Honeywell Aerospace (stand 7041) expects surging international demand, including in Europe, to lead a recovery in the business jet market.
Rob Wilson, president of Honeywell's business and general aviation unit, says that while the US market is "more or less" where Honeywell predicted it would be in its 2009 Business Aviation Outlook, other regions are performing above expectations.
"Growth outside the USA is very strong, especially in certain sub-regions," Wilson says, singling out the Middle East and India. He says the market in Europe "is very robust" with aircraft utilisation rates rising.
Today at the show Honeywell announced new region-by-region figures that add colour to its annual outlook published at the NBAA exhibition in November. For Europe, Honeywell says 59% of operators surveyed plan to buy jets over the next five years. For the Middle East and Africa, this figure is 55%. Before the onset of the economic downturn, only 40% of European operators and 45% of Middle Eastern/African operators said they planned to buy new jets over the next five years.
But Wilson warns there may not be a sudden surge in orders as planned purchases are delayed. He adds that high used aircraft inventory levels are a "challenge" to be overcome before the market fully recovers.
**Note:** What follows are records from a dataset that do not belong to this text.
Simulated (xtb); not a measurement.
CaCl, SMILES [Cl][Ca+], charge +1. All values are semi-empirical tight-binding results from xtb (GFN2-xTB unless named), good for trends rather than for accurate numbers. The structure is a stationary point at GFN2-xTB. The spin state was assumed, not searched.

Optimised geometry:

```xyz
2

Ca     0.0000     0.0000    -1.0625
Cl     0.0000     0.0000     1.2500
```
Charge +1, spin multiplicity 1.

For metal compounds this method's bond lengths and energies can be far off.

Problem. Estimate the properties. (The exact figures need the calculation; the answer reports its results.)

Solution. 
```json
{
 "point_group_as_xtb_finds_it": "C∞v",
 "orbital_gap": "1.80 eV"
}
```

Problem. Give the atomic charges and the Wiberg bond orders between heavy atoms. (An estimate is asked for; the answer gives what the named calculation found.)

Wilson says 15% of the global fleet is for sale, down from 17% in mid-2009, adding that 29% of the aircraft on the market are younger than 10 years old, a segment which typically competes against new aircraft.
While the initial pace of the recovery is likely to be slow, Wilson sees renewed interest among manufacturers in launching new business jets as new models can help accelerate the recovery curve.
And he says Honeywell is experiencing increased demand for products available on a retrofit basis "because of their added value".